Bread. Cheese. Flamboyant clothing. Philosophy. Vineyards. Wine. The Citroën DS. If it sounds like I’m describing the average Boursin advert, you’d be forgiven for thinking so. After all, everything I’ve listed above is stereotypically French, and the combination of them all as per the photographs is one of the most comprehensive suggestions of Francophilia it’s possible to make, yes?
Mais non. Because I’m in the English Midlands, not the Ardennes. And the car I’m driving was made in Berkshire. This scene is therefore as English as fish and chips on Whitby seafront, while a beefeater waving a St George Flag whistles God Save The Queen.
57EKX is a Slough-built Citroën ID19 – markedly different inside and out from the equivalent car produced in Paris. A redesigned front number plate plinth, Citroën badge to the bonnet, conventional parking brake and Lucas rear lights were obvious changes, but it was to the lower-spec ID model that Citroën made the greatest changes. In France, this was a pared-down DS, but in Britain its pricing put it alongside Humbers and Rovers and thus the trim had to reflect that.

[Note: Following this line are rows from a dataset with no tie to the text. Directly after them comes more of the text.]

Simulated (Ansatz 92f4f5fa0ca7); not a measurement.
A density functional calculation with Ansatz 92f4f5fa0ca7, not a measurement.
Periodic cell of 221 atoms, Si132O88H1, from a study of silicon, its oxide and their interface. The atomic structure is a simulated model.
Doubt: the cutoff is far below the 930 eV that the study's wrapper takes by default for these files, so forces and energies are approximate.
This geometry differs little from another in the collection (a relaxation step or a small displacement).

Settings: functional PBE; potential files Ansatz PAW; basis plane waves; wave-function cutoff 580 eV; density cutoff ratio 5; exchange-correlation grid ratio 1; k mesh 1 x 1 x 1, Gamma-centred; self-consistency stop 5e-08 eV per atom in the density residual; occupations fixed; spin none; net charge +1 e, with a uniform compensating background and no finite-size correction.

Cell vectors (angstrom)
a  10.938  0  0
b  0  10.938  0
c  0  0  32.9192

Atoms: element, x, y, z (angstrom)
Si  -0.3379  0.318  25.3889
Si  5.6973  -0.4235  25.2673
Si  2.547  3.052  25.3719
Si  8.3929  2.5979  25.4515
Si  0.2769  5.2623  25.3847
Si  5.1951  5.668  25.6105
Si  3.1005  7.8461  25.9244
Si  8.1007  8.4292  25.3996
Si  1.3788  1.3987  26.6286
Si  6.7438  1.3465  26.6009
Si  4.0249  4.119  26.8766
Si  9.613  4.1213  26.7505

The Slough ID therefore got DS hubcaps, leather seats, and a somewhat incongruous wooden dash in the style of the previous Slough Tractions. And this very overt British take on the theme is why my classic road test of a DS is technically not in a DS – but in the ID which shared its shell and elements of its drivetrain. I want my experience not to be French…
This story is from the January 2020 edition of Classic Car Mart.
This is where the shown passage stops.